Banking disruptor SoFi (SOFI 0.13%) has produced impressive growth recently. Since the beginning of 2020, its customer base has grown from less than 1.1 million to over 7.5 million. Its Galileo fintech platform has nearly quintupled in size, and overall revenue has climbed from $621 million in 2020 to more than $2 billion in 2023, with the company reaching profitability for the first time in the fourth quarter of last year.

This tremendous momentum begs the question: How big could it get? Could SoFi realistically become one of the largest U.S. banks eventually if it continues to lure customers away from traditional banks?

While none of us have a crystal ball, here's a comparison with the largest U.S. bank JPMorgan Chase (JPM -0.89%) to illustrate just how much bigger SoFi would need to become.
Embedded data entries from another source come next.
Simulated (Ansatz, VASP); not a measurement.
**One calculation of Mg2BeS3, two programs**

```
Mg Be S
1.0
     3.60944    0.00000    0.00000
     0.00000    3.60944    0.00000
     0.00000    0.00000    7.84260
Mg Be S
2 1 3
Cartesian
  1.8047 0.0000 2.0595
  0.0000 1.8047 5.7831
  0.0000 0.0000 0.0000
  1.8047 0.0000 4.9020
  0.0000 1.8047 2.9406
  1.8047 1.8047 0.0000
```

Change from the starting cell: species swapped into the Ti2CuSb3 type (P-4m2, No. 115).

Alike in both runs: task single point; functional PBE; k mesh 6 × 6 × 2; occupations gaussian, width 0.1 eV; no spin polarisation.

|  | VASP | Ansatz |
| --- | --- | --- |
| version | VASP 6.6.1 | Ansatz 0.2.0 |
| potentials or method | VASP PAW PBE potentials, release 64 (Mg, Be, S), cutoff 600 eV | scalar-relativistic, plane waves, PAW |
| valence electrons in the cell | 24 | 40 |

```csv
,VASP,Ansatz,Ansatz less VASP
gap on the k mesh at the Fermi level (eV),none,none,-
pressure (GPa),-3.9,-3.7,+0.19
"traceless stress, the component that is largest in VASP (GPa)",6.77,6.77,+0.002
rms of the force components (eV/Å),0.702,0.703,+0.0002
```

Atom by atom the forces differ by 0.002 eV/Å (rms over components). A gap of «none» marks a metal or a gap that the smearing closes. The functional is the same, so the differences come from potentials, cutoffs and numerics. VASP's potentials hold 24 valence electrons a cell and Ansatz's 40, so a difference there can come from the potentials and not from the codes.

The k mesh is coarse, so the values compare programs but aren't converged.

SoFi vs. JPMorgan Chase: The numbers

To give you an idea of the vast difference in scale between these two bank stocks, here's a side-by-side comparison of some of the key numbers.

Metric

SoFi

JPMorgan Chase

Total assets

$30.0 billion

$3.88 trillion

Deposits

$18.6 billion

$2.4 trillion

Loans

$23.0 billion

$1.3 trillion

Net interest margin (Q4 2023)

6.02%

2.82%

Customers

7.54 million

86 million

Banking branches

0

4,700

2023 revenue growth

35%

23%

2023 net income

-$301 million

$37.7 billion

Market cap

$7.6 billion

$522 billion

Price-to-book ratio

0.996

1.496

Data source: Company financial reports. JPMorgan Chase customer count includes individuals and small businesses only.

As you can see, SoFi isn't anywhere near the same league as JPMorgan Chase. Its total assets are about 0.8% of JPMorgan Chase's, its customer count is more than an order of magnitude lower, and while SoFi generated a net loss in 2023 (but a fourth-quarter profit), JPMorgan Chase's net income for the year was about five times SoFi's entire market cap.

Having said that, the numbers show some key advantages for SoFi. For one thing, because of the high-interest nature of its loan business, which primarily consists of personal loans, SoFi has a net interest margin that's more than double that of its largest counterpart. It also has much faster revenue growth, and the gap would be even wider but JPMorgan Chase benefited from a major acquisition in 2023. And SoFi doesn't have the cost structure associated with maintaining and staffing about 4,700 physical branches.

Both banks also have very different businesses beyond their basic consumer banking activities. Just to name a few things, JPMorgan Chase operates a massive investment banking business and has a wealth management business with a staggering $5 trillion in client assets. It also provides banking services for corporate and government clients.

SoFi doesn't do any of these things but offers a fintech platform known as Galileo that provides the banking infrastructure for tens of millions of financial products for its clients.

Will SoFi ever become one of the big banks?

The top-tier U.S. banks have changed over time and will likely change in the future. In other words, the "big four" banks of today -- JPMorgan Chase, Bank of America, Citigroup, and Wells Fargo -- aren't necessarily going to be the biggest banks in 10, 15, or 20 years from now.

SoFi has a long way to go to join this elite group. It's arguably the most successful fintech when it comes to becoming an all-in-one financial institution. But it's one thing to grow from $0 to $20 billion in deposits. Growing from $20 billion to $1 trillion is something else entirely.

Management's execution so far has been successful, and the pace at which new products have been added (and adopted by customers) has been impressive. If SoFi's leadership team can keep the momentum going, things could get very interesting in the coming years.